The five-star airport also demonstrated its mobile app ‘HIAQatar’ featuring real-time airport navigation using bluetooth beacon technology; flight and gate information notifications; easily searchable information about services, amenities, shops, cafes, and restaurants for passengers to enjoy their experience.
Recognising the highly-intuitive, relevant features and content of the HIA mobile app, the airport has been awarded ‘Mobile App of the Year’.
The award was received by engineer Badr Mohamed al-Meer, chief operating officer at HIA, from HE the Minister of Transport and Communications Jassim Seif Ahmed al-Sulaiti during Qitcom’s gala dinner and Qatar Digital Business Awards 2019 ceremony.
The airport also exhibited its ‘Digital Twin’ prototype, which is designed to provide visual 3D situational awareness in real-time on what is working well and what needs attention to maintain operational excellence or world-class passenger experience that HIA is renowned for. Visitors, particularly student groups from schools in Qatar, were also mesmerised by HIA’s high-tech, high-touch robot concept for assisting passengers.
HIA was recognised as the fourth-best airport in the world and the best airport in the Middle East at the Skytrax World Airport Awards 2019.
HIA is currently a candidate for ‘World Best Airport’ for the Skytrax World Airport Awards 2020. The results will be announced in March 2020 at the Skytrax World Airport Awards. Passengers can vote for HIA by visiting the Official Skytrax World Airport Survey website at http://www.worldairportsurvey.com/Surveys/favorite_airport.html.

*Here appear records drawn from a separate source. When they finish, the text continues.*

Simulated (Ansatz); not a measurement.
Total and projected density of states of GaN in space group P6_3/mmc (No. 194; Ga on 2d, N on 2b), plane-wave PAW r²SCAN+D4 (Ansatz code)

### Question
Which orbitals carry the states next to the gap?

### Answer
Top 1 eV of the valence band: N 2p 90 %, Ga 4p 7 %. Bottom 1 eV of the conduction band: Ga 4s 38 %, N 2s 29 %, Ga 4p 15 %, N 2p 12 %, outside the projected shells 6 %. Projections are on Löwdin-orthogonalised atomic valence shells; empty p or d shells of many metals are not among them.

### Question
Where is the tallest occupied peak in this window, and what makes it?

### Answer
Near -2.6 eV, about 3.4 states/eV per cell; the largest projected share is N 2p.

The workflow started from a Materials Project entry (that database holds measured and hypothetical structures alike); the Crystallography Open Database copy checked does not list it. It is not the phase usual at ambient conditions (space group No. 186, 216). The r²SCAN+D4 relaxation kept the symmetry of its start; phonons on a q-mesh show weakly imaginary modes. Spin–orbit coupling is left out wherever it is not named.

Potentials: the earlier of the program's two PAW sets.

Amid climate worries, Mexico doubles down on fossil fuels

On the same September day that activist Greta Thurnberg gave a fiery speech in New York demanding world leaders tackle climate change, Mexico’s president was touting achievements of a wholly different kind: increasing funding for oil production.
“We’re investing in refineries. It hasn’t been done for a long time,” President Andres Manuel Lopez Obrador told reporters at a news conference in Mexico City.
“What was invested this year is going to be repeated next year,” promised Lopez Obrador, noting that the government had already funnelled more than 12bn pesos ($600mn) towards revamping oil production.
The leftist leader, who was elected in a landslide last July, has framed the investment as a way to wean Mexico off its dependency on foreign energy supplies, as well as fuelling economic development through increased oil production.
But at a time when countries are facing mounting pressure to curb emissions and stave off threats from a warming climate, environmental experts say the Mexican government is moving in the wrong direction.
“While Mexico should be abandoning (oil) production, they’re rehabilitating refineries … under a logic of national sovereignty,” said Leon Avila, a professor of sustainable development at the Intercultural University of Chiapas.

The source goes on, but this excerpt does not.